What we've found in our testing is that additional mechanical grip generally is wasted, when you're already WOT (which is a LOT with this car).

For an extreme example, would you rather have 225 or 285 tires on a Miata? For a more realistic one, 225 vs 255? 195 vs 225? Of course it all depends on the situation...

the only reason i bothered mentioning the lift/downforce thing is because cars are shaped like aerofoils and have lift inherently. i think its important to talk about them separately because at any net amount of lift (positive or negative) you can have any drag coeffecient. adding downforce and removing things causing lift can be different.

there is some confusion going on here. we arent talking about the same things. i understand the importance of downforce and the grip that is provided. i was addressing the thought that running smaller tires would be a good idea in order to keep the drag coeffecient down. i was just saying that i would rather have mechanical grip over dropping a hundredth or so off the cod.

i also think aero grip is equally wasted if you are going wot. there are many people running around in miatas with 275s and in nearly every situation the miata with 225s is faster than the one with 195s. i do get your point though but wonder if it might be turning into a historical kinda myth. i think newer compounds are making the optimal tire width greater than they used to be but thats just speculation on my part.

I think we're getting at the same point from different perspectives :p

No. There is only a single force: lift. If it is positive it pushes up. If it's negative it pushes down. It's that simple.

You can't 'add downforce' with a giant wing if the net lift is still positive. It may seem like semantics but it's important to think of the whole system.

Is it safe to assume that the FRS/BRZ has negative net lift? If there was positive lift, then the tires would lose more traction as speeds increased.

Almost all cars generate positive lift.

Those large Voltex wings suddenly don't so bad now. :popcorn:

In @CSG Mike's s2000 CR example, he said that the BRZ could take the sweeper faster in the BRZ than in the CR. Keep in mind that the CR has wider tires and front and rear aero.

CR:
http://www.motorstown.com/images/honda-s2000-cr-06.jpg

Based on this, it appears that the CR could potentially generate more lift than the BRZ even with all the "downforce" parts. I wonder how a base S2000 would handle on the same sweeper. :popcorn:

My unsubstantiated belief based only on anecdotal evidence is that the BRZ generates less rear lift than the my CR.
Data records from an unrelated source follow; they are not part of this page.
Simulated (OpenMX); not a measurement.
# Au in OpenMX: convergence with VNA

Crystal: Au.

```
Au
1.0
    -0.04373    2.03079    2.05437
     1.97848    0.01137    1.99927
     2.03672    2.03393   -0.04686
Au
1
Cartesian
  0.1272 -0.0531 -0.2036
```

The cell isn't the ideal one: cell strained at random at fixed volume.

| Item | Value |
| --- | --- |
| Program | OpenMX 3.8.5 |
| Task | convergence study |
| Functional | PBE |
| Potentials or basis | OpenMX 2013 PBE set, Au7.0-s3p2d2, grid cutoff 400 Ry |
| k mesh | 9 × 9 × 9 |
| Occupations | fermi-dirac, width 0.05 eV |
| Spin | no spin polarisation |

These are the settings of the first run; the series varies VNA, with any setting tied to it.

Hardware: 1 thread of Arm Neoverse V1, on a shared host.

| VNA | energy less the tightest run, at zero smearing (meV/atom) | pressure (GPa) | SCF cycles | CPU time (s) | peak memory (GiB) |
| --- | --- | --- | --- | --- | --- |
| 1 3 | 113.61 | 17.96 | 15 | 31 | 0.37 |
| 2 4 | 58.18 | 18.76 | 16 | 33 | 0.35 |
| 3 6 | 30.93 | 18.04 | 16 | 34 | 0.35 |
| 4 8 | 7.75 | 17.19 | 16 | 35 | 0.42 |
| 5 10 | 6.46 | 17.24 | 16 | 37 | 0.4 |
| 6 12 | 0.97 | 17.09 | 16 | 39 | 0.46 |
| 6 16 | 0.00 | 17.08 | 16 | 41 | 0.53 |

Honda's own documentation states that the CR wing eliminates 70% of rear lift [with hardtop].

The front of the s2k is proven to make substantial downforce via windtunnel testing.

The center of pressure can affect that. If that wing is reducing lift at the back, but not the front, the rear will grip better than the front at speed, meaning high speed understeer.

Keep in mind that all aero lift does is change loading on tires at speed. Tires generate grip based on load. So balancing which end of the car sees more or less load from aero affects under/oversteer relative to speed.

there is only a single force but there are multiple things that affect that force. i think were talking about the same thing. i just think too many people get fooled into thinking that you can get downforce without consequence if you dont acknowledge that more than one thing may be happening at the same time when you refer solely to the net results.

Thanks for the clarification.

I still wonder if the OEM "diffuser" is actually decreasing lift, or if it's just there for aesthetics. For a sub 30k car, I have a feeling it's the latter.

Even something like the OEM diffuser is probably for aesthetic purposes as well.

http://i.imgur.com/yWPDb.jpg

This is what I could find for wind tunnel testing on the S2k. It, like most stock cars, generates lift front and rear.

http://www.c-westusa.com/labs/fudo1_s2000spec.asp


But it does show that you can get a lift AND drag reduction with a good package.

This makes sense now when you say that most cars will generate lift. The shape of a car is similar to the shape of an airplane wing. The air above the car has to travel a longer distance than the air below the car. This pressure difference generates lift.

[ame="http://www.youtube.com/watch?v=YQwh2fdfYiM"]Audi: Aerodynamics of planes and cars - YouTube[/ame]

So in theory, if you install panels underneath the vehicle and speed up airflow, then the net result should be an increase in lift. However, if you have a rear diffuser, then that should reduce lift. Is this correct?

http://www.maxrev.net/Icons/Voltex/voltex2.jpg

from http://www.maxrev.net/site/index.php...blog&Itemid=54

Faster air is lower pressure.

What we want is the ability to transfer high pressure under the car to above.

What a diffuser does is speed up the air going under the car in the front, then slows the air down as it tapers up in the back, but in the back is a big low pressure section. So the pressure difference also 'pulls' the higher pressure under-car air to 'fill' the low pressure behind it. The reduction of high pressure under the car reduces lift, and the reduction of low pressure behind reduces drag.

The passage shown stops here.